Reflection for Sunday – October 6, 2019

Readings: Habakkuk 1:2-3, 2:2-4; 2 Timothy 1: 6-8, 13-14; Luke 17: 5-10
Click here to download a PDF of this homily.
Preacher: Sr. Joan Sobala

There has never been a time since I first came across the prophet Habakkuk that I have not been moved by the passages we are given in today’s liturgy:
How long, O Lord?
I cry for help, but you do not listen!
I cry out to you “Violence!”
But you do not intervene.

Seekers after truth and justice in every age of human life, from the beginning of time have uttered that cry—dwellers in the cities of Europe overrun by the Mongols, the Jewish people remembering the Holocaust, the Japanese who bear the scars of Hiroshima and Nagasaki. And more recently, Hurricane Dorian in the Bahamas and the events of 09/11 make people cry out:

How long, O Lord?

Suffering, and in the midst of suffering, a cry for God’s help, are things you and I share with people everywhere. At the same time we suffer, there is a yearning in us collectively and as individuals for another day, another time when we will be color blind, and life will be too precious to be destroyed, when women will not be demeaned, used or considered inferior and men will not feel pressured to live out destructive standards or die maintaining expected images—a time when everyone will be welcome in new places.
These human realities that we yearn for seem impossible. Left to ourselves, we might well despair and smother the yearnings in us before our hopes get too high. We fear the apparently impossible.
But listen to God answering Habakkuk and answering us as well:

The vision still has its time,
Presses on to fulfillment
And will not disappoint.
If it delays, wait for it.
It will surely come.
It will not be late.

The vision we are called to live by is the vision of Jesus. You and I have heard it articulated many times and in many ways:

    Love without clutching.
    Live without contention.
    Serve without competition.

These are not idle dreams. They are yearnings in us—the tremulous rumblings in us that come from God and turn us toward God.
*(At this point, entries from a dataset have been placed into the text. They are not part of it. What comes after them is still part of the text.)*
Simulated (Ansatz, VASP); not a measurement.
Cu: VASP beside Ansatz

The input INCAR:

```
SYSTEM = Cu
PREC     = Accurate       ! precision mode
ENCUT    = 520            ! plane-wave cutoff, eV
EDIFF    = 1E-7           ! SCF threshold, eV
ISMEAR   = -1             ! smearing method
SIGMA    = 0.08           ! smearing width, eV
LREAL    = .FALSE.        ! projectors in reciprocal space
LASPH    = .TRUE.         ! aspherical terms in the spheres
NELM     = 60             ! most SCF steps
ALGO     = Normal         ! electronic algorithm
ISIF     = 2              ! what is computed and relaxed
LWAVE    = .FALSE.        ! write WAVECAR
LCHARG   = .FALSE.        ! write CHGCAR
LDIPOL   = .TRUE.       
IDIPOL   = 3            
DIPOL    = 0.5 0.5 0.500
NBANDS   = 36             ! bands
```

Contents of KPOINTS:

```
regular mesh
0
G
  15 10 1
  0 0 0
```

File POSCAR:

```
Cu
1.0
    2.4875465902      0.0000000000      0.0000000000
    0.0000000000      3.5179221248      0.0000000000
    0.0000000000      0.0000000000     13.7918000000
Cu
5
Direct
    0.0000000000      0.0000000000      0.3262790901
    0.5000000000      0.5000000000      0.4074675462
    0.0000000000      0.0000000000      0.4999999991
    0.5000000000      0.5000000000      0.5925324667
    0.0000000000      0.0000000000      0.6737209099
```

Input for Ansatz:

We find it hard to believe that the vision is indeed possible or that it is indeed coming, as God says to Habakkuk, or if the truth be known, that we have what it takes to live by the vision.

But God knows us. God has not given us a cowardly spirit, Paul reminds Timothy and us today. God has instead given us a spirit that makes us strong, loving and wise. Gifted with this spirit and a faith that leads us to do things that are at first inexplicable, we look to the source of the encouragement we feel, and we know the source: Jesus, the Holy One, whose yearning for us comes before we even think of it.

On the surface, we may judge that we live our lives on a treadmill, doing the same thing day after day, or perhaps, as a society or world, we are falling back into barbaric ways and losing sight of life’s deepest meaning and values.

We are tempted to conclude that we are people engulfed in life without victory or hope.

In one sense, there are no answers to some of the questions we ask of life or ask of God. In another sense, there is an answer. The answer is within us—an undeniable yearning for life, goodness, harmony, justice, peace. And yes, a yearning for union with God that is as complete as it can be.

This yearning is not born of naïve optimism but of bedrock confidence in our God who says with absolute clarity

    Wait for the vision.
    It will surely come.

So today and in the days ahead, let’s conspire with the vision.